Geeksforgeeks: Minimum Jumps

 

Minimum Jumps

Difficulty: Medium

You are given an array arr[] of non-negative numbers. Each number tells you the maximum number of steps you can jump forward from that position.

For example:

• If arr[i] = 3, you can jump 1 step, 2 steps, or 3 steps forward from position i.
• If arr[i] = 0, you cannot jump forward from that position.

Your task is to find the minimum number of jumps needed to move from the first position in the array to the last position.

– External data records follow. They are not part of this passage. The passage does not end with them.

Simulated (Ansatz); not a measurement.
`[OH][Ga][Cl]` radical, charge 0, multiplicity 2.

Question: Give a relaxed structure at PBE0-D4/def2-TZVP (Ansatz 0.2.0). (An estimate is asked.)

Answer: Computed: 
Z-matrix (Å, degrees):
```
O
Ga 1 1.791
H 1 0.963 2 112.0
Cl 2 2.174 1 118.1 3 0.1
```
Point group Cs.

Note:  Return -1 if you can't reach the end of the array.

Examples : 

Input: arr[] = [1, 3, 5, 8, 9, 2, 6, 7, 6, 8, 9]
Output: 3 
Explanation: First jump from 1st element to 2nd element with value 3. From here we jump to 5th element with value 9, and from here we will jump to the last. 

Input: arr = [1, 4, 3, 2, 6, 7]
Output: 2 
Explanation: First we jump from the 1st to 2nd element and then jump to the last element.

Input: arr = [0, 10, 20]
Output: -1
Explanation: We cannot go anywhere from the 1st element.

Constraints:
2 ≤ arr.size() ≤ 106
0 ≤ arr[i] ≤ 105

Minimum Jumps Problem

The goal is to find the minimum number of jumps to reach the last index of an array, where each element of the array represents the maximum number of steps you can jump forward from that position.

Approach:

We can solve this problem efficiently using a greedy approach. The main idea is to keep track of the farthest we can reach with the current jump, and when that is exceeded, we make another jump.

Key Steps:

1. Track Current and Maximum Reach:

   • currentEnd: The farthest index you can reach with the current jump.
   • farthest: The farthest index you can reach so far with the current jump or upcoming jumps.

2. Greedy Jumping:

   • Iterate through the array, and for each element, update the farthest index.
   • When the farthest index exceeds or equals the end of the array, return the jump count.
   • If we have reached the currentEnd (i.e., the farthest we can go with the current jump), increment the jump counter and update currentEnd to farthest.

3. Edge Case:

   • If at any point, the current element is 0 and it blocks progress (i.e., no possible jump forward), return -1.

Code Implementation:

public class Solution {
    public int Jump(int[] arr) {
        int n = arr.Length;
        if (n <= 1) return 0;  // No jump needed if already at the end
        
        int jumps = 0;
        int farthest = 0;
        int currentEnd = 0;
        
        for (int i = 0; i < n - 1; i++) {
            farthest = Math.Max(farthest, i + arr[i]);  // Update the farthest reachable index
            
            // If we've reached the end of the current jump, we must make another jump
            if (i == currentEnd) {
                jumps++;
                currentEnd = farthest;
                
                // If the current jump takes us to or beyond the end of the array, we return jumps
                if (currentEnd >= n - 1) return jumps;
            }
        }
        
        return -1;  // If we exit the loop without reaching the end, it's not possible to reach the end
    }
}

Explanation:

1. Initialization:

   • jumps: Tracks the number of jumps taken to reach the end.
   • farthest: Tracks the farthest index that can be reached from the current position.
   • currentEnd: Tracks the end of the current jump range.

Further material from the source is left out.